What, then, is meant by method validation? Simply defined, method validation is a process using a defined set of experiments to establish the performance criteria which should be achieved by an analyst using the method and thereby to provide to both users of the method and their clients a means to assess the reliability of results obtained using the method. The necessary experiments must be conducted to establish the various performance criteria defined in the Procedural Manual and in other relevant Codex documents, such as the Codex Alimentarius, Volume 3, including analytical recovery, precision at various concentrations within the defined analytical range of the method and detection capabilities, conventionally expressed in such terms as selectivity, specificity and limits of detection and quantification. The requirements vary according to the type of method and the intended use. The requirements for validation of a method used qualitatively as a screening method differ from those for determinative or quantitative methods, while additional criteria apply to confirmatory methods. Certain elements, such as analyte and sample stability, are common to all types of methods and once determined, do not require validation when a new method is being validated unless there are significant changes which could affect the stability (for example, a significant change in a temperature or extraction conditions).

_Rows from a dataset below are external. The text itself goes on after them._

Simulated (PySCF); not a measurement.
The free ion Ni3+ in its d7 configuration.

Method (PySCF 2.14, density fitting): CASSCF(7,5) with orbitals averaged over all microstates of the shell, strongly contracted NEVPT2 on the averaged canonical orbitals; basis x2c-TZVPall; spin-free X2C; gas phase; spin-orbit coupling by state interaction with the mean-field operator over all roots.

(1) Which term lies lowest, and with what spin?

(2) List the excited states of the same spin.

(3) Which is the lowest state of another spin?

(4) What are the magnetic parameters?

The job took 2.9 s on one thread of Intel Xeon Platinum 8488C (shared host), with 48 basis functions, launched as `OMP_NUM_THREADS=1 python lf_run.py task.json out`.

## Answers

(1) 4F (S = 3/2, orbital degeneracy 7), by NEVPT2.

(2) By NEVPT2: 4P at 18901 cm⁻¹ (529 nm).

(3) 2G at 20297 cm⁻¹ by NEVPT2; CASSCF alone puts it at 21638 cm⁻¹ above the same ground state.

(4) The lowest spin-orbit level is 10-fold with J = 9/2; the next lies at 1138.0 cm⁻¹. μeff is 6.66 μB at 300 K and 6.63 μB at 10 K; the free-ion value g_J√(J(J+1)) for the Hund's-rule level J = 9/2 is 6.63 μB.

Using the criteria approach to validation and the context of an ISO-17025 laboratory accreditation, or equivalent, the validation data will reflect the current use of a method. Initially, a method may be validated in a single laboratory by a single analyst. That validation provides the most restricted form of information, as it provides a set of performance criteria that may be unique to that analyst and analytical system (reagents, instruments, laboratory environment, etc.). Such a validation may be all that can be achieved in a laboratory with limited staff and resources or when a method is first being introduced. The degree of validation is increased when the method is used by one or more additional analysts in the same laboratory, then broadened further when different sources of reagents and different instruments are used. The generation of data in one or more additional laboratories provides further confidence in the method performance, with the full collaborative study being considered to offer the most desirable level of statistical assessment of method performance criteria. In many cases, regulatory methods are used by a limited number of analysts in only one or a few laboratories, so the establishment of performance standards for those conditions of use defines the "fit for purpose" requirement. It is the responsibility of the laboratories using the method to generate the data which provide evidence of method validation and also which demonstrate the ability of each analyst to achieve the performance standards established during the validation. Inter-laboratory variability is certainly an issue when multiple laboratories may use the same method, particularly if replicate test portions of the same sample material are involved. When the method is used only in one laboratory, the performance of the analyst with that method in comparison with other analysts using different methods in other laboratories may become the issue. However, whether validation is conducted by a single analyst or by multiple analysts at multiple locations, a key element of the work which should be undertaken either prior to or during the formal validation is ruggedness testing^[74] to establish critical points in the method where a minor variation in procedure or a change in source of material or reagent can profoundly alter the test result.

New Issues and Challenges

In the case of substances for which no ADI (Acceptable Daily Intake) or MRL has been established, the issue for the regulator may be the proven presence or absence of a residue in a food rather than the quantity present. In such cases, the critical issues for validation may be the selectivity and sensitivity of the screening test and the lowest concentration at which a confirmatory test can detect and confirm the presence of residues. Experiments suitable to provide statistically-based evidence of performance of screening tests have been described as used in a performance verification program established to demonstrate the suitability of test kits^[75]. For validation of confirmatory methods based on mass spectrometry, requirements have been elaborated in documents published by the European Commission^[68] the United States Food and Drug Administration^[76] and the American Society for Mass Spectrometry^[77]. These require the presence of a match with the chromatographic retention time of a standard, the presence of a minimum number of characteristic (structurally significant) fragment ions and an agreement within specified limits between the ratios of the ions present in a standard with those present in the sample.

The introduction of Minimum Required Proficiency Limits (MRPLs) in European Commission regulations^[68] and the subsequent promulgation of MPRLs for selected compounds^[78] has introduced an additional dimension into the validation issue. The MRPLs set minimum criteria for detection and confirmation for such substances which must be met by regulatory laboratories within the European Community member states and, by extension, by official laboratories which certify products for export from other countries to the EU. It is not clear whether validation of methods used for such purposes must include quantitative application, or simply the ability to screen and confirm at the target level with a specified statistical confidence. Such validation requirements are not currently addressed within the criteria established by CCRVDF, which focus on substances for which an ADI and MRLs have been established.